Tools for performance evaluation often require techniques to match moments to continuous distributions or moments and correlation data to correlated processes. With respect to efficiency in applications, one is interested in low-dimensional (matrix) representations. For phase-type distributions (or matrix exponentials) of second order, analytic bounds could be derived earlier, which specify the space of permissible moments. In this paper, we add a correlation parameter to the first three moments of the marginal distribution to construct a Markovian arrival process of second order (MAP(2)). Exploiting the equivalence of correlated matrix-exponential sequences and MAPs in two dimensions, we present an algorithm that decides whether the correlation parameter is permissible with respect to the three moments and -if so -delivers a valid MAP(2) which matches the four parameters.
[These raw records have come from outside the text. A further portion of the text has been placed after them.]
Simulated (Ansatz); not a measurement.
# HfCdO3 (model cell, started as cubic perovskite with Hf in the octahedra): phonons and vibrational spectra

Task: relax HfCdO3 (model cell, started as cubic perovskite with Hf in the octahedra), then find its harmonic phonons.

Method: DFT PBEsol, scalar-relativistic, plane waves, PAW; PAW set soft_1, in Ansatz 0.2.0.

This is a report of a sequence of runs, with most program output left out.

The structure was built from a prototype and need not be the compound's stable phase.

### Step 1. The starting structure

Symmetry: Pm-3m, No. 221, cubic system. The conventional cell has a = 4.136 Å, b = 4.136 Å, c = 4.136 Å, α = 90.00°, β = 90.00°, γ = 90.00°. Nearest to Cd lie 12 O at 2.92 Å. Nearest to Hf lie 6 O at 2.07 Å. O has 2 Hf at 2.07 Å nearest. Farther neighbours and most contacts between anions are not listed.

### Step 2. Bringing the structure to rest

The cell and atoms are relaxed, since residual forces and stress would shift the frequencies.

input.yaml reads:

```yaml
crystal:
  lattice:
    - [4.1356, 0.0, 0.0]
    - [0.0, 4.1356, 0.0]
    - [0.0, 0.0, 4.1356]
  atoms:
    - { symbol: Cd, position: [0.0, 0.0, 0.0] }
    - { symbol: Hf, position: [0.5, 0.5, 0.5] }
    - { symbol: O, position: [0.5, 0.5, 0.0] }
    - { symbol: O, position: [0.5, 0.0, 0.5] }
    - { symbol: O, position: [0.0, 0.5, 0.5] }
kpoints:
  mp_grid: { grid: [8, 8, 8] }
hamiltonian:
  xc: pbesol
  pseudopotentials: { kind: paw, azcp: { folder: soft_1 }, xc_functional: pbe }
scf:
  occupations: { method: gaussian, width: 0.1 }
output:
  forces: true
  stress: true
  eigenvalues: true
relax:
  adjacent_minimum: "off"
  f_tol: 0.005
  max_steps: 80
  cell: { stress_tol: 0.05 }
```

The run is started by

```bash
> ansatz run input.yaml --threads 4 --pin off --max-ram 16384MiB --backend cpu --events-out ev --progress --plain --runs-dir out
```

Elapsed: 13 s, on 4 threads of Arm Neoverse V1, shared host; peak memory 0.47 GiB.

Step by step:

We also investigate the restrictions imposed on the correlation structure of MAP(2)s with hyperexponential marginals. Analytic bounds for the envelope correlation region (i.e., for arbitrary third moment) and for the specific correlation region (i.e., for fixed third moment) are given.
When there is no need for a MAP(2) representation (as in linear-algebraic queueing theory), the proposed procedure serves to check the validity of the constructed correlated matrix-exponential sequence.
Numerical examples indicate how these results can be used to efficiently decompose queueing networks.